The latest call for the creation of a European Army will fuel Euro-sceptics’ fears that the Lisbon Treaty will erode further national sovereignty and bring us closer to the creation of a United States of Europe. Defense and security policies certainly define the unity of the state, and its authority over the national territory and the people (demos) therein. Opponents of the Lisbon Treaty will thus base their argument on legitimacy issues. While I remain unconvinced that the Treaty does, in fact, strengthen the diplomatic and/or military roles of the EU, I would normatively argue against such development.
The acquisition of state-like features would be bad deal for the EU more than it would be for its members. While it is easy to agree with realists that the nation-state is (still) the main agent in international relations, it is undeniable that the EU has developed its own brand of actorness, through policies other than classical foreign and security ones. But while nation-states’ international agency is based on ethnic values, the EU’s must based on civic ones, given the lack of a European demos. The EU’s international actorness (whether we call it civilian or normative) is based on its domestic political experience, where integration has brought about a novel mode of governance, based on cooperation among states, either for the pursuit of common interests, as regime theorists would have it, or because cooperation is good as such, as a liberal of the Rawlsian tradition might argue.

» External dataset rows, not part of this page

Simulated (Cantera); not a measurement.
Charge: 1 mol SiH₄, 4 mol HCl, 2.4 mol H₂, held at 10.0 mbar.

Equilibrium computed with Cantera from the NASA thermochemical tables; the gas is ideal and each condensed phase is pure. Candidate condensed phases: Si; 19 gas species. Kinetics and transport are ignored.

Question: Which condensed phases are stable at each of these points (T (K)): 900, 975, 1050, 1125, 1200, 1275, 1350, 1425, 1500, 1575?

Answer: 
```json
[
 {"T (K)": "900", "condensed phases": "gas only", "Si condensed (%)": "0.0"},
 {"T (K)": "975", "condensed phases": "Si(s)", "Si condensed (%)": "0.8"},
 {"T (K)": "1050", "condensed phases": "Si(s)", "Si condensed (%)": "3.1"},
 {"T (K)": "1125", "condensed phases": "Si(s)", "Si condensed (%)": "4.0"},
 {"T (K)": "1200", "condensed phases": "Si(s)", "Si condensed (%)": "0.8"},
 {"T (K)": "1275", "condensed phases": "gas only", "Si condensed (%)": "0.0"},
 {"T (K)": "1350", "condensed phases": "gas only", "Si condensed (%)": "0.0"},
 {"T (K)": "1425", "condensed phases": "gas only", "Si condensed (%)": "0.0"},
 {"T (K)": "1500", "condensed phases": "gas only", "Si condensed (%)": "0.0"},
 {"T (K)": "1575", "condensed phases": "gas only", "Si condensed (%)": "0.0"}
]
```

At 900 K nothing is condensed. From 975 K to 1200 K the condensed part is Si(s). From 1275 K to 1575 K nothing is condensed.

While I do not necessarily subscribe to the realist view that states prioritize interests over values in their international agency, acting normatively only when their interests are not at stake, I am also not naive enough to believe that the EU’s actorness reflects a norm-based agency all the time. The Union is, after all, made up of nation-states, and as such it shows the contradictions of conflicting identities, civic and ethnocentric ones. Acquiring an effective common foreign and defense policy – a task that has so far been underlined by multiple failures – might shift the balance of the EU’s international agency towards exclusive practices. Whether the EU, and its members, are capable of creating a foreign policy, which mirrors inclusive identities, based on citizenship rather than nationality, remains to be seen.